SPARQL Query Template System
Overview
The TemplatableSparqlQueries system provides a declarative way to define reusable SPARQL queries in an ontology format. This approach allows for dynamic query generation and tool creation without writing extensive Python code. Instead of creating individual Python workflows for each SPARQL query that needs to accept arguments, the system automatically generates these workflows at runtime by loading query definitions from the triple store.
How It Works
- Ontology Definition: SPARQL queries and their arguments are defined in a TTL file using a specialized ontology
- Runtime Generation: When ABI initializes, it loads all query definitions from the triple store
- Dynamic Tool Creation: Each query is transformed into a function with proper argument validation
- Agent Integration: These functions are made available as tools for the agent to use
This approach drastically reduces the need to write boilerplate code for similar query workflows, allowing developers to focus on defining the queries themselves.
Structure
Basic Components
- Query Definition: Each query is defined as an instance of
intentMapping:TemplatableSparqlQuery - Query Arguments: Arguments are defined as instances of
intentMapping:QueryArgument - Template Variables: Variables in queries are defined using Jinja2 template syntax
{{ variable_name }}
Key Properties
intentMapping:intentDescription: Describes the purpose of the queryintentMapping:sparqlTemplate: Contains the actual SPARQL query template with Jinja2 syntaxintentMapping:hasArgument: Links to the query's argumentsintentMapping:validationPattern: Regex pattern for argument validationintentMapping:validationFormat: Human-readable format description
How to Add a New Query
Step 1: Define the Query in a TTL File
intentMapping:newQueryName a intentMapping:TemplatableSparqlQuery ;
rdfs:label "newQueryName"@en ;
intentMapping:intentDescription "Description of what the query does" ;
intentMapping:sparqlTemplate """
PREFIX owl: <http://www.w3.org/2002/07/owl#>
PREFIX rdfs: <http://www.w3.org/2000/01/rdf-schema#>
SELECT ...
WHERE {
...
FILTER(... "{{ argument_name }}" ...)
...
}
""" ;
intentMapping:hasArgument intentMapping:newQueryArgument .
Step 2: Define Arguments
intentMapping:newQueryArgument a intentMapping:QueryArgument ;
intentMapping:argumentName "argument_name" ;
intentMapping:argumentDescription "Description of the argument" ;
intentMapping:validationPattern "^[regex-pattern]$" ;
intentMapping:validationFormat "human_readable_format" .

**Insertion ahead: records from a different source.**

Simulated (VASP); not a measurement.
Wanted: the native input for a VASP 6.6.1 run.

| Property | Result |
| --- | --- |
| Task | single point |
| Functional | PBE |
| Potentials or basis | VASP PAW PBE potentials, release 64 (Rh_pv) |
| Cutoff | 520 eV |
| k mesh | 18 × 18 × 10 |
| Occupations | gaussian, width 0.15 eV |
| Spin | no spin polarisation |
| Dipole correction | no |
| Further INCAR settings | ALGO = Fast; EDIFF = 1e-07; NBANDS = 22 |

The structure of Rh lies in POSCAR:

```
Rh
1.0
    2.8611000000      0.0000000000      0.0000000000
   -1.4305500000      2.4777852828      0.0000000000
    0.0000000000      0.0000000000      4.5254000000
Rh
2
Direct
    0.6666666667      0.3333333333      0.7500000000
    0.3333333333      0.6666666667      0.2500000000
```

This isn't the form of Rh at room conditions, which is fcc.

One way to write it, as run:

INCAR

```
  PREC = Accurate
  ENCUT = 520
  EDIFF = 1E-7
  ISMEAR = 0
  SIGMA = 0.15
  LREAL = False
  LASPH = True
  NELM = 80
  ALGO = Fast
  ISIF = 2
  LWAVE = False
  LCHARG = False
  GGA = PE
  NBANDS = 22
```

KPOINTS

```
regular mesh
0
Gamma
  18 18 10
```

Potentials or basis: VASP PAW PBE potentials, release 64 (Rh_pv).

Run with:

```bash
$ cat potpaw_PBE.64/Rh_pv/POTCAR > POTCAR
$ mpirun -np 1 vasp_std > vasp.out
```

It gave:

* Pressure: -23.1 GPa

Step 3: Ensure Your TTL File is Loaded Into the Triple Store
Your TTL file should be placed in the ontologies directory of your own module, not in the core intentmapping module. Make sure your TTL file is either:
- Included in the
src/your_module/ontologiesdirectory - Loaded into the triple store during your module's initialization
The TTL file will be loaded into the triple store during application startup, making your queries available at runtime.
Step 4: Register Templatable SPARQL Tools with the Agent
The intentmapping module automatically makes tools available at runtime. Add them to your agent with:
from src.core.modules.intentmapping import get_tools
tools.extend(get_tools())
You can find the Agent class in src/core/modules/ontology/agents/OntologyAgent.py.
Technical Implementation Details
The system uses the following process to create query workflows at runtime:
- The
intentmappingmodule queries the triple store for all instances ofintentMapping:TemplatableSparqlQuery - For each query, it gathers all associated arguments and their validation rules
- It dynamically creates Pydantic models for argument validation based on these rules
- It wraps each query in a
GenericWorkflowclass that handles:- Argument validation using the Pydantic model
- Query templating using Jinja2
- Execution of the SPARQL query through the triple store service
- Returning the results
- Each workflow exposes itself as a LangChain tool that can be used by agents
Advanced Features
Jinja2 Template Support
The sparqlTemplate property supports full Jinja2 syntax, allowing for:
intentMapping:sparqlTemplate """
SELECT ?item ?name
WHERE {
?item rdf:type :Product ;
:hasName ?name .
{% if min_price %}
?item :hasPrice ?price .
FILTER(?price >= {{ min_price }})
{% endif %}
}
"""
Multiple Arguments
Queries can accept multiple arguments by linking to multiple argument definitions:
intentMapping:hasArgument intentMapping:arg1, intentMapping:arg2, intentMapping:arg3 .
Best Practices
-
Naming Conventions
- Use descriptive names for queries (e.g.,
searchPersonQuery) as it will be used by the agent to select the correct query - Add a precise description of the query purpose as it will be used by the agent to select the correct query
- End query names with "Query"
- End argument names with "Arg"
- Use descriptive names for queries (e.g.,
-
Validation Patterns
- Always include validation patterns for arguments
- Use appropriate regex patterns for the data type
- Include clear format descriptions
-
Query Structure
- Include relevant PREFIX declarations
- Use DISTINCT when appropriate
- Include comments explaining query logic
- Order results meaningfully
-
Performance
- Use appropriate filters
- Include score thresholds
- Consider adding LIMIT clauses for large result sets
Roadmap
Automatic API Endpoint Generation
In upcoming releases, templatable SPARQL queries will also be automatically exposed as API endpoints:
- Runtime API Registration: When the API starts, all templatable SPARQL queries will be registered as HTTP endpoints
- Third-Party Access: These endpoints will be accessible to any third-party application with proper authentication
- Consistent Interface: The same validation rules defined in the TTL files will be applied to API requests
- Documentation: Swagger/OpenAPI documentation will be automatically generated for all query endpoints
This feature will allow you to create both agent tools and API endpoints from a single TTL definition, eliminating the need to maintain separate code paths for different interfaces to the same functionality.